Big thank you to everyone buying and reading my new book ❤️🔥
I’ve received so many heart-wrenching messages sent along with book orders, but I’ve honestly been floored all week by this one.
Thank you for being our voice, when it’s a life’s journey to recover it and most of us can’t get there.
I know the truth beneath these words so intimately. I know the repression around incest is so thick that most survivors stay silent for a lifetime, bringing these secrets with them to the grave—while many others keep their memories entirely repressed, shielding themselves from pivotal details of their life story when their survival entails forgetting. Owning the story, let alone speaking it aloud, is rare, and I know how near-impossible it was to recover my own voice. Yet the reason this message floored me was because I don’t even feel like I’ve recovered my own voice yet.
To be told I’m functioning as a voice for other survivors was an unmooring wake up call. I felt a familiar shame bubble up reading those words, because I so desperately want to do justice to the depth and scope of this topic, and I fear my small, very incomplete contribution is far from enough to represent others. I’m not trying to be self-deprecating; it’s just the reality. I have not come anywhere close to writing the entirety of my own story alone. My book contains ten essays I wrote that are just a few drops in the ocean of a story that is incredibly difficult to put into language. Yet somehow, given how rare it is to speak on this topic at all, I’ve become one of the leading voices—even when I feel like I’ve barely scratched the surface.

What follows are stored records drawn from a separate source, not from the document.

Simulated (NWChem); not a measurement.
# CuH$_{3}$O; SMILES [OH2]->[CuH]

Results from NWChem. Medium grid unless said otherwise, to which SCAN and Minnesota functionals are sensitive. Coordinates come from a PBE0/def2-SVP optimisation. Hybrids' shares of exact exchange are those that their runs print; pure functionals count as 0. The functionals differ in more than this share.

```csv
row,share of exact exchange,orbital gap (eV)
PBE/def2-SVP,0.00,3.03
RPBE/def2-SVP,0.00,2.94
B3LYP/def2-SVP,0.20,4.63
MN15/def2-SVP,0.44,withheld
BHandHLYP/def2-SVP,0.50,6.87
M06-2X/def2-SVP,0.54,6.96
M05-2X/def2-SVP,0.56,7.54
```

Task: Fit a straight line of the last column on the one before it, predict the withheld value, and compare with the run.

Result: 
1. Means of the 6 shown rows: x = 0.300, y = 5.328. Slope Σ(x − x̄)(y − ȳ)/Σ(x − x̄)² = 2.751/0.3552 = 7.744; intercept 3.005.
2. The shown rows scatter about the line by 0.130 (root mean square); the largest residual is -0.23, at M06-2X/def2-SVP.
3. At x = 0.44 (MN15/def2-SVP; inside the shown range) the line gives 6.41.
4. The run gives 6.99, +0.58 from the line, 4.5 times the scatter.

I used to dream of the day I'd finally write a full-length expose that travelled through all of the nooks and crannies of my story’s labyrinth, painting all the characters and scenes in striking detail, revealing all the truths I’d kept hidden for so long in a masterpiece memoir. I thought I’d make progress on that this year. I did not. Writing about this topic still feels immensely difficult for me, and this book is not That Book. I wrote these essays with no intention of them being a book. These were essays that sprung forth from me suddenly, unexpectedly, on a few rare days last year that I felt like I could break through the silence. I didn’t think I’d ever print them. I thought only the eventual "masterpiece" would be worthy of printing.
But that doesn’t exist yet, and I’m honestly not sure if it ever will. I’m quite frankly still living in terror and find long-term project planning challenging. I haven’t been able to write much at all in recent months and the “full story” doesn’t seem to be writing itself any time soon. Yet I still felt a sense of urgency to get the story out, however imperfect, unintentional, or incomplete.
As I impulsively compiled these old essays, it felt almost sacrilegious to be throwing together my first book after-the-fact like a scrapbook. I approached this with an “it just needs to exist” attitude. I didn’t edit the essays. Moving along the process, I continually asked myself, "Why don’t you wait a few more months, at least, and write some new material before publishing this?” I knew I wanted to produce quality work, and I heard echos in my head of voices from the literary scene who speak of the importance of sitting on work until you have something of true quality to share.
But I didn’t want to wait. Or rather, the story itself didn't want to wait. It felt like an emergency. When it comes to writing about incest or other social crises, you don’t always have time to wait. Just get the words out while you can. Worry about the “art” later. Beauty isn't the point. It’s about distributing a map for survival. So yes, while my ego told me to wait until I had a masterpiece to share, my nervous system—the one who carries my own map for survival—knew better, knew that survival is never guaranteed, knew that this is in fact an emergency.
What are the ethics of waiting to chisel a story into perfection in the midst of an emergency?
Maybe I’ll live another 10 years, at least, probably. Or maybe I won’t. And if I die any day now, I needed to know this story existed in the world, even in an incomplete form. Sure, I could blame this sense of urgency and impending doom on my unhealed nervous system. But I’d like to think, having survived incest, my nervous system accurately comprehends this crisis inside and out—and can accurately assess the urgency with which this story needed to be shared.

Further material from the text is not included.